Martin Scorsese has directed some of the best movies ever made and most of them convey some powerful message with skill and depth. So it's odd that when he complains about "comic book movies" and says they're a danger to the whole concept of cinema, I have no idea what the f-word he's saying. That is unless he's saying that everyone should be making Martin Scorsese movies and I don't think it's that.
I also can't believe he thinks that any force in the world can stop the film studios — including the ones that fund and distribute Martin Scorsese movies — from making whatever the public is paying to see. At the moment, that list includes what he calls "comic book movies" and so it will be until enough of them lose money that the studios turn to something else.

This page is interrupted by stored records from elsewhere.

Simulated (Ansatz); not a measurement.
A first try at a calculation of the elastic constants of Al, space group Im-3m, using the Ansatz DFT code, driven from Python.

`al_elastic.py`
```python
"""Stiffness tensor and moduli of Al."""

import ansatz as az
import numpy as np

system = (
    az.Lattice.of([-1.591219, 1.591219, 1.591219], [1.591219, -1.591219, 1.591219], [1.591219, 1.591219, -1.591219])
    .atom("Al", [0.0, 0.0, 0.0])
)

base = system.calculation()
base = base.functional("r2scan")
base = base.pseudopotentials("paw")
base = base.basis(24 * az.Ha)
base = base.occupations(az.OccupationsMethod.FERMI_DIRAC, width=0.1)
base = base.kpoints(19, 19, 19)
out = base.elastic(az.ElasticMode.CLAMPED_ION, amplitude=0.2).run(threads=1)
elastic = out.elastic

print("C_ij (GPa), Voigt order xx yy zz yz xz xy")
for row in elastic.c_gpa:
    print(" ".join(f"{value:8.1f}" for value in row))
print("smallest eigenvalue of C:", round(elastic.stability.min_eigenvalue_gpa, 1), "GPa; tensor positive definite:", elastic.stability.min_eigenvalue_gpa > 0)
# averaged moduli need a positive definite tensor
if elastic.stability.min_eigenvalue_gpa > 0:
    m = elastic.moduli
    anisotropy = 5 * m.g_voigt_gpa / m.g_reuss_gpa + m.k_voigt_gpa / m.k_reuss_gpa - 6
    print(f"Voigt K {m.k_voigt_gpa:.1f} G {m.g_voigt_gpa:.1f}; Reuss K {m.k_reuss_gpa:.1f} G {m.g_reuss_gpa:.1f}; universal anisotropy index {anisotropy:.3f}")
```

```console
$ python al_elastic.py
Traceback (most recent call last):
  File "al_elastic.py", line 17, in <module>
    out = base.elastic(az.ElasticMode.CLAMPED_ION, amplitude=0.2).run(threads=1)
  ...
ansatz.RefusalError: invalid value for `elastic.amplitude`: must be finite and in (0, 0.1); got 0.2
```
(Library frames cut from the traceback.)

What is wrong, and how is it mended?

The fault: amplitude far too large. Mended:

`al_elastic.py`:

He also seems unaware that the studios are making plenty of films that in no way fit any definition of "comic book movies." Plenty of them were up for Oscars last year. Plenty will be up next year. Here's a list of some of them for this year…
Oppenheimer, Killers of the Flower Moon, Poor Things, Barbie, American Fiction, The Holdovers, Past Lives, The Zone of Interest, Origin, Maestro, Spider-Man: Across the Spider-Verse, The Color Purple, Ferrari, Anatomy of a Fall, May December, The Bikeriders, The Iron Claw, Air, Saltburn, Dumb Money, Rustin, All of Us Strangers, Freud's Last Session, Napoleon, The Burial, American Symphony, Fair Play, BlackBerry, Priscilla, Are You There God? It's Me, Margaret, Wish, The Taste of Things, Nyad, The Boys in the Boat, Fingernails, She Came to Me, Asteroid City, A Little Prayer, The Teachers Lounge and The Royal Hotel.
There are a couple of things in there you might call "comic book movies" but not many. Then I think back to past years when it seems like half of what the movie studios were making were imitations of Porky's, Smokey and the Bandit and Halloween. Did all those movies warp an entire generation's mind of what a movie could or should be?
Mr. Scorsese is acting like "comic book movies" are some new thing. Just to take a some-time-ago decade at random, the highest grossing movie of 1980 was Star Wars: Episode V — The Empire Strikes Back. The highest-grossing movie of 1981 was Superman II. The highest of 1982 was E.T. the Extra-Terrestrial and the highest-grossing movies of the following years were Star Wars: Episode VI — Return of the Jedi, Ghostbusters, Back to the Future, Top Gun, Beverly Hills Cop II, Who Framed Roger Rabbit and Batman.
I dunno about you but I'd call most of those "comic book movies." And now here we have Scorsese saying of the current flock, "The danger there is what it's doing to our culture…because there are going to be generations now that think movies are only those — that's what movies are." Me, I think we've always had a movie industry that put forth a significant number of movies about which one could sound that alarm. I don't get why that's a problem now.